Routing layer visibility

One issue with platforms like Heroku is the opaque routing layer. You get a few general metrics from it, but lack visibility into or control over things like:

  • chosen routing algorithm (random afaik)
  • websocket connections (only logged when a connection completes)
  • headers (not loggable)
  • time series metrics (none available generally)

It would be interesting to know if we could get insight into any or all of these in the future. One header that does get passed on a few platforms is X-Request-Start to help understand if requests are queued at before the VM layer. Anyway, just thought I’d raise this topic and see what your thoughts are on routing and visibility.
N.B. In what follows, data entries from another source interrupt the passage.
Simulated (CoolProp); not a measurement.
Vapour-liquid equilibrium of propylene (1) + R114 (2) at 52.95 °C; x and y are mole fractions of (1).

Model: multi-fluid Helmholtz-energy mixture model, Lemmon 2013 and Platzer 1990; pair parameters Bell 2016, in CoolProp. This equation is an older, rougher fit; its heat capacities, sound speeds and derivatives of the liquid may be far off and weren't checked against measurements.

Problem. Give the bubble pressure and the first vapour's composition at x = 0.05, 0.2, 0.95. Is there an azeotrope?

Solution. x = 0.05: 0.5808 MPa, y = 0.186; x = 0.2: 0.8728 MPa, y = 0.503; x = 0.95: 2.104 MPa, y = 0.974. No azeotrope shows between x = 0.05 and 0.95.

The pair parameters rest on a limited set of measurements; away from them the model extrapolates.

We’ve been thinking about logging HTTP information per-request. We don’t even do that right now to save on logging.

We mostly have 2 algorithms, they’re not chosen dynamically though. We do “power of 2 random choices” out of healthy, nearby, instances.

I’d be happy to add logging for this. What are you looking for specifically?

If this was to happen, you’d like to specify which ones to log or do you want all of them? For some apps, thats would mean tens of thousands of logs per second.

We do offer prometheus time series for our proxy: Metrics on Fly · Fly

X-Request-Start is interesting. I’d be happy to add that. This might be encoded in our request IDs too :thinking: however I’m not sure if it’s monotonic or since epoch. I’ll have to check.

I love posts like this! There’s a lot of quick things we can add that can make your life easier.

One thing I was going to add soon is: logging error statuses produced by our proxy. Mostly 502s, but we also produce some 503s. We have reasons for most of these and should expose that to our users, via logs.

2 Likes

Fair enough. I think ‘off by default’ is reasonable but should be possible to enable.

I’d want to be able to specify this, but it’s not that important. The use case I’ve had in the past is debugging requests that never make it to the VMs (for whatever reason) or are rejected by app-level rate limiting.

Nice! Will check that out.

Cool - that can work. Using a common default would make things ‘just work’ with many APM services like ScoutAPM out of the box: Help Docs ~ Scout APM

Good to know - will make some more from my PaaS wish/complaint list :laughing:

This makes sense. One thing that I think Heroku did well was assign an error code to these different conditions so they can be tracked independently in log analyzers.

1 Like

A few things I missed. For logging websockets, it would be helpful to see both start and end, since these requests can live for a long time.

Also it would be interesting to see open websocket count in the time series metrics, if possible.

1 Like

Websocket info in the time series metrics is a good idea. Right now you end up seeing weird 95th percentile metrics on HTTP requests from apps that use websockets. Splitting those out could be really nice.

1 Like

@joshua I’ve deployed a change, if you upgrade flyctl, showing proxy errors (502s and some 503s) and their reasons (not all documented yet) in app logs.

Hopefully this helps everybody understand a bit more when errors occur. Usually it’s because the connection was abruptly severed between us and the app.

I plan on adding X-Request-Start soon. That’s a much smaller feature, sounds useful too.

1 Like

I’ve added X-Request-Start: t=<microseconds since epoch> .

Nice! I’ll test it out with ScoutAPM.